Optimization checklist
There is no single way to profile and optimize, but the top-down data presentation gives you a systematic way to find optimization opportunities.
Here is a suggested optimization checklist:
Check the compiler did a good job. Disassemble your most significant functions and verify that the generated code looks efficient.
Check the functions that are the most frontend bound:
- If you see high instruction cache miss rate, apply profile-guided optimization to reduce the code size of less important functions. This frees up more instruction cache space for the important hot-functions.
- If you see high instruction TLB misses, apply code layout optimization, using tools such as
Bolt
. This improves locality of code accesses, reducing the number of TLB misses.
Check the functions that have the highest bad speculation rate. If you see high branch mispredict rates, use a more predictable branching pattern, or change the software to avoid branches by using conditional selects.

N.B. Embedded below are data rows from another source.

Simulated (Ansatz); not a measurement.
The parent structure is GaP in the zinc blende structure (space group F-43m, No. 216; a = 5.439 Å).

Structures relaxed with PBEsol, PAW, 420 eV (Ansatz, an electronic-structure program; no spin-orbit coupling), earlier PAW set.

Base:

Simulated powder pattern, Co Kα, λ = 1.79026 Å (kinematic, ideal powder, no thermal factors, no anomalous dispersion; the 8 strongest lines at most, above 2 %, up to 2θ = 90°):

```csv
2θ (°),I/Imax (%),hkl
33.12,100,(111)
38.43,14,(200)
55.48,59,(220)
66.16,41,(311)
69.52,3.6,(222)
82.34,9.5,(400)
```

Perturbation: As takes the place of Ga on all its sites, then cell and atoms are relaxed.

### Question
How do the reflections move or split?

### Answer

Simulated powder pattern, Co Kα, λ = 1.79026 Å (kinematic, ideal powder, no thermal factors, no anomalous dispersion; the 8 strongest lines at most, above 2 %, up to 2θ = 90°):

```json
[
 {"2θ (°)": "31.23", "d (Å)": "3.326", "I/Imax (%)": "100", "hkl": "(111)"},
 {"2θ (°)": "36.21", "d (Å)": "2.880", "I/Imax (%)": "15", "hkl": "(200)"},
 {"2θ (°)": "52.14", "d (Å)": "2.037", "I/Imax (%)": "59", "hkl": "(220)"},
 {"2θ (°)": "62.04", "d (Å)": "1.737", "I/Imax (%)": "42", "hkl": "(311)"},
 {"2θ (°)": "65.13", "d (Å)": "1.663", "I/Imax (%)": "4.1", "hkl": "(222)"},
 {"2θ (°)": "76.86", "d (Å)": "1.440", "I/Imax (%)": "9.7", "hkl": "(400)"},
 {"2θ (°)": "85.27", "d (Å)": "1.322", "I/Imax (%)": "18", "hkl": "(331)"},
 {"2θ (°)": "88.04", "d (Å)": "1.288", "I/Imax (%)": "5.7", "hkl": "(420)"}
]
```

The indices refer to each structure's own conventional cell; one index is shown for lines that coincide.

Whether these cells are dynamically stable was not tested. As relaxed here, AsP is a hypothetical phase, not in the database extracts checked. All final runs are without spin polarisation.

Check the functions that are the most backend bound:
- If you see high data cache misses, reduce data size, reduce data copies and moves, and improve access locality.
- If you see high pipeline congestion on a specific issue queue, alter your software to move load a different queue. For example, converting run-time computation to a lookup table if your program is arithmetic limited.
Check the most retiring bound functions:
- Apply SIMD vectorization to process more work per clock.
- Look for higher-level algorithmic improvements.